Unconvincing Robo Advisers’ Real World Track Record – The Robotic 800 Pound Gorilla In The Room

There are plenty of obvious upsides that a well executed robo advice service can deliver. The elevator pitch is that robo advice can provide professional diversified wealth management expertise to a massive group who are either currently financially unable to afford existing options or who are not impressed enough with more traditional advice to justify making the leap from a DIY approach.

Robo advice can provider lower and more transparent fees, increased simplicity and a proposition in tune with the ever increasing appetite of tech savvy Millennials, Generation X/Y/Z and even Baby Boomer ‘silver surfers’ for the provision of slick efficient technology solutions to meet their needs.

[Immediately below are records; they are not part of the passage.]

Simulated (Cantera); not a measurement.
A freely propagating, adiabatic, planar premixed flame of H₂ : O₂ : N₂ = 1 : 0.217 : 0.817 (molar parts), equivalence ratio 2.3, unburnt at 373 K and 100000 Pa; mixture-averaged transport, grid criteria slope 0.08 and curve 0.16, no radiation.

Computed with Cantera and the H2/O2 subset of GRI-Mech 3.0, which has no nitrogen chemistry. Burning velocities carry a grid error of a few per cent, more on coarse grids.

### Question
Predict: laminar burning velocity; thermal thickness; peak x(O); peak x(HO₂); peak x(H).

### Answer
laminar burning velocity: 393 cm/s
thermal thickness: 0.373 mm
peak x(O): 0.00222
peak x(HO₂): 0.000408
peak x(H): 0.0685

HOWEVER Robo advice is not a wealth management silver bullet. The 800 pound gorilla in the room is a lack of confidence in typically relatively unproven underlying portfolios with limited real world track record. Investors need to feel entirely comfortable with the actual performance over an extended period of time of the specific portfolios their money will end up in including how the thing will stand up to acute and chronic market stress. However many of the robo firms cannot provide this peace of mind because their firm is relatively new.

 

Cyborg Gorilla

Robo advice firms typically try to address this shortcoming by espousing the CVs of the discretionary teams behind the portfolios or the eggheads who have built the algorithms that power the asset allocation of the more automated robo advice firms.

A significant degree of caution is advisable here. The list of asset managers that have claimed to have previously constructed portfolios that were ‘the next best thing since sliced bread’ as a marketing hook for a new set of portfolios which have then not delivered is long and distinguished.

The obvious remedy for this particular issue is to be wary of “simulated” or “historically projected” performance that show appetizing returns that ‘would’ have been achieved if the money managers had been running the portfolios the robo proposition offers.

There is no substitute for investing into the very portfolios that have an extended real world track record. There are robo asset managers that have managed to eke out impressive annual returns in the actual portfolios that the robo feeds directly into over a period that includes the 2008 crisis. Seek these firms out.

It’s worth noting that in the scenario where an existing financial adviser is white labelling the services of a robo partner provider, then the investor must be able to look through and interrogate the real world credentials of the firm that will actually be making the investment decisions.

Why Should IFAs Embrace Rather than Fear the Rise of Robo-Advice?

Many advisers see robo-advice as a disruptive and potentially disintermediating threat. But robo-advice can instead enhance an IFA’s business model and improve client outcomes.

The answer is founded on the fact that robo-advice is a reality that is only going to get bigger and stronger which means that trying to turn back the tide King Canute style is not going to work. Far better to take advantage of this development as a revenue generating opportunity that can also improve client service.

For IFAs, the blending into their existing service mix a complimentary robo-advice type service can provide some very attractive benefits. It provides a viable solution, blessed by the regulators, for the ‘advice gap’ and so called ‘orphans’ who are not commercially viable as IFA clients in the traditional model.

Additionally a Robo-advice offering can offer a scalable entry point for clients many of whom will need face-to-face advice in the future on tax planning, pensions, mortgages etc thus allowing an IFA to compete with the banks in this space on a level playing-field.

The simplest and most cost effective route for an IFA to add a robo-advice string to their bow is to partner with a provider that can deliver a white-labelled full robo package that includes the technology and the underlying investment management prowess and track record. More on that in a future blog!

It’s worth pointing out that robo-advice is not necessarily just for those with a smaller nest egg. Many wealthy investors are keen to minimize the amount of fees that an investment portfolio costs per year as part of their approach to maximise overall returns achieved over time. These type of investors would typically be laser focused on maximizing the positive impact of the magic of compounding which they see as diluted by every pound that is extracted. An IFA offering a robo-advice proposition is able to provide a genuine solution for those looking for the most cost effective way to have their investments managed in a diversified portfolio by expert money managers.

Now is the time to embrace the emergence of robo-advice which gives the IFA a revenue generating USP to deliver to a wider target market a proven track record in delivering medium to long term top quality asset allocation with the aim of growing clients’ wealth over time.